Like no one ever understood your pain, your trauma, your hardships?
Like no one understood you?
Lonely Castle in the Mirror is for all those people who have felt that way.
Kokoro, an 8th grader, stopped going to school. Then one day, the mirror in her bedroom glistened, so she touched it and went inside it to a castle. In this castle, she found 6 other people, who were just like her, with their loneliness, pain, trauma and hardships. These seven kids, though seemed outwardly normal to each other, each had a story of their own which brought them to the castle, which is governed by the Wolf Queen.

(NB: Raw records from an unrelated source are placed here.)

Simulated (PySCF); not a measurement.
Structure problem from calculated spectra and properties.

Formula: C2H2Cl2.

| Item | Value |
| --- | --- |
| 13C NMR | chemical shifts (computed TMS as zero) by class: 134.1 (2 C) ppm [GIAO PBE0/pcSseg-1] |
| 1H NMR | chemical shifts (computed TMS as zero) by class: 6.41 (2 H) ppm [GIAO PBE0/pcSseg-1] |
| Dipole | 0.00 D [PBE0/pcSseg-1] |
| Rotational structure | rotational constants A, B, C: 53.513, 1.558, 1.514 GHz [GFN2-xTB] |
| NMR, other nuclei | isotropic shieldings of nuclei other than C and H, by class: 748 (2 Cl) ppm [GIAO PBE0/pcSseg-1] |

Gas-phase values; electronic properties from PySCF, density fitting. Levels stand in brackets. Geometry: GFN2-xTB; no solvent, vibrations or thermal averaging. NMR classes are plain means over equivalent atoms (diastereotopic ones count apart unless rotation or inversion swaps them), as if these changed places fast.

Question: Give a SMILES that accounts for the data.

In the initial 30% of the book, we understand Kokoro’s life. She was a carefree child but after one terrible bullying incident at school, she just couldn’t go to school anymore. She is a sensitive and gentle soul and after reading how she had to fight to survive each day, your heart can’t help but break for her. You’ll want to give her a hug and tell her everything will be okay. Even after discovering the castle, it takes her the longest time to make friends because one casual off-handed sentence throws her 10 steps away and back into her shell. It could be someone looking at her the wrong way, or feeling like everyone is out to get her, or feeling like someone’s behaviour changes just because she’s around. The worst of them is the feeling that everyone else is moving forward but she’s still stuck in the same zone, and always just one incident away from a complete breakdown.
With very slow steps, she starts talking to two boys, Subaru and Ureshino, and after a while to the two girls, Aki and Fuka, and then eventually with Masamune and Rion. She understands how they didn’t have it easy either. If anything, our sensitive Kokoro also becomes an empath and fins real friendship with these kids, something she never had in the real world.
The Wolf Queen had brought them together to the castle and given them one year to stay there. In that time, they were to find a key and whoever does gets their wish fulfilled. It becomes much more interesting in the last 30% of the book. I won’t spoil it because it truly was mind-blowing. The reason I loved this book was because of how wonderfully emotions are written and how they are felt by the readers. The second reason is the entire magical realism aspects and the ending to the book. I have rated Lonely Castle in the Mirror by Mizuki Tsujimura, translated by Philip Gabriel at 5/5 stars!
~~SPOILERS AND ENDING EXPLAINED~~
Throughout the book, I thought this was obviously going to be about parallel lives. There were a few hints now and then. When they all decide to meet in the real world school, they uncover it all. How much would it suck to finally have friends but all of them were in different parallel universes? But, only towards the end, we understand what it was all about. They did not live parallel lives. They lived in the same life, just at different times! Their age when they were in the castle was around the same, but they were all born in vastly different years, each with the gap of 7 years between them.
Subaru lived in 1985.
Aki lived in 1992.
Kokoro and Rion in 2006.
Masamune in 2013.
Fuka in 2020.
Ureshino in 2027.
Each had a gap of 7 years between them, except for 1992 to 2006. This is when Rion understands that the Wolf Queen was actually his little sister who was born in 1999. She created the whole castle universe for her little brother Rion who was only 5 years-old when she passed away. So, when the castle was about to disappear forever, he asked for one wish which was to remember everything that happened there.
It was an emotional rollercoaster of a book with a lot of heavy themes and which will definitely make you cry.